June marks the yearly celebration of Pride Month for LGBTQ+ people across the world, chosen because June marks the date 50 years ago when the Stonewall riots took place in 1969 kickstarting pride marches in the UK and across the world. It’s a time for the community to reflect on the progress that’s been made in terms of equality and a way to give hope to people who believe they will be completely alone if they come out. This year marked the kick-off of Scott Logic’s involvement in LGBTQ+ Pride Month activities around the company, involving people in activities and events that educated, stimulated conversations and raised £427.90 for local LGBTQ+ charities. The amount raised was matched by the company meaning over £850 was donated to charity.
So why celebrate?
A study conducted by the Institution of Engineering and Technology (IET), one of the largest STEM industry bodies, found that 30 percent of LGBT young people in the UK would not consider a career in one of the fields due to worries about discrimination. Issues like this not only mean that the IT industry looses out on potentially great engineers but also that an estimated £11.2 billion a year is lost to LGBTQ+ engineers having to be in the closet due to fear of discrimination.

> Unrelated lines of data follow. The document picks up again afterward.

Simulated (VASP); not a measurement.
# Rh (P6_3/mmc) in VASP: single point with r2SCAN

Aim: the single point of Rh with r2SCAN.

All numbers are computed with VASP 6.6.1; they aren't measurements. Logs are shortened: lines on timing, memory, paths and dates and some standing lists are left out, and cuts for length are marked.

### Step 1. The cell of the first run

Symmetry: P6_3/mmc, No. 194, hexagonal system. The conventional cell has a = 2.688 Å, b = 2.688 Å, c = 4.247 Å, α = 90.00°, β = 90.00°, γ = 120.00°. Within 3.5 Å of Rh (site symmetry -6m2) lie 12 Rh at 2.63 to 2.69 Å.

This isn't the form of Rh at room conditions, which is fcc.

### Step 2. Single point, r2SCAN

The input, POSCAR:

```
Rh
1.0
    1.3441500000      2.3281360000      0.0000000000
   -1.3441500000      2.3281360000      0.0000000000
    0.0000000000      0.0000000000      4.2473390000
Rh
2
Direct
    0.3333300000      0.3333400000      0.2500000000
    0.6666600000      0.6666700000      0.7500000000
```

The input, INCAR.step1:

As seen in Stonewall’s LGBT in Britain work report, employers who take active steps towards establishing inclusive work policies, by showing visible commitment to LGBT equality and showcasing best practice equality policies, have a real impact on the lives of LGBT staff, boost work morale and create a work environment that people are proud to work in.
Covering and Masking
The need to cover or mask, constantly monitoring and changing behaviour to hide one’s true self, disproportionately effects LGBTQ+ people who may avoid talking about what they do out of work or have to hide their partner’s gender in order to avoid outing themselves. Imagine having to use a large portion of your brain power every day to filter and check what you’re saying, or the amount of energy required to make snap analysis of how safe it is to act like yourself with any new people or situation.
Using a large amount of energy to mask one’s self not only takes away from the mental energy available for problem solving and other engineering tasks but results in a disconnect between people. Since our team mates are frequently able to see if we’re masking or holding something back, they will start disengage from them due to our inauthenticity; which results in a lack of team integration and a breakdown of trust between team members.
A corporate, or engineering, environment that allows people to bring their true authentic self means that people can spend time and energy on the work and means that everyone can built full working relationships with the real you and each other. Not only that, but by being ourselves, we can influence design and spot issues that may otherwise not be identified (read my blog post on how diversity in teams can improve testing for more on this).
We have a way to go
The Stonewall LGBT in Britain work report 2019 shows that there’s still a way to go with making LGBTQ+ people feel able to be themselves in the workplace:
- One in five (19 per cent) lesbian, gay and bi employees have experienced verbal bullying from colleagues, customers or service users because of their sexual orientation in the last five years
- One in eight (13 per cent) lesbian, gay and bi employees would not feel confident reporting homophobic bullying in their workplace
- A quarter (26 per cent) of lesbian, gay and bi workers are not at all open to colleagues about their sexual orientation
- Nearly half (42 per cent) of trans people are not living permanently in their preferred gender role stated they are prevented from doing so because they fear it might threaten their employment status
- Over 10 per cent of trans people experienced being verbally abused and six per cent were physically assaulted at work. As a consequence of harassment and bullying, a quarter of trans people will feel obliged to change their jobs.
By celebrating pride here at Scott Logic and throughout the IT industry we send a clear message of inclusion, that every person regardless of age, gender identity, sexual orientation, religion or race is a respected and valued contributor and team member. This will allow people to bring themselves to the conversation and want to be a part of it in the first place.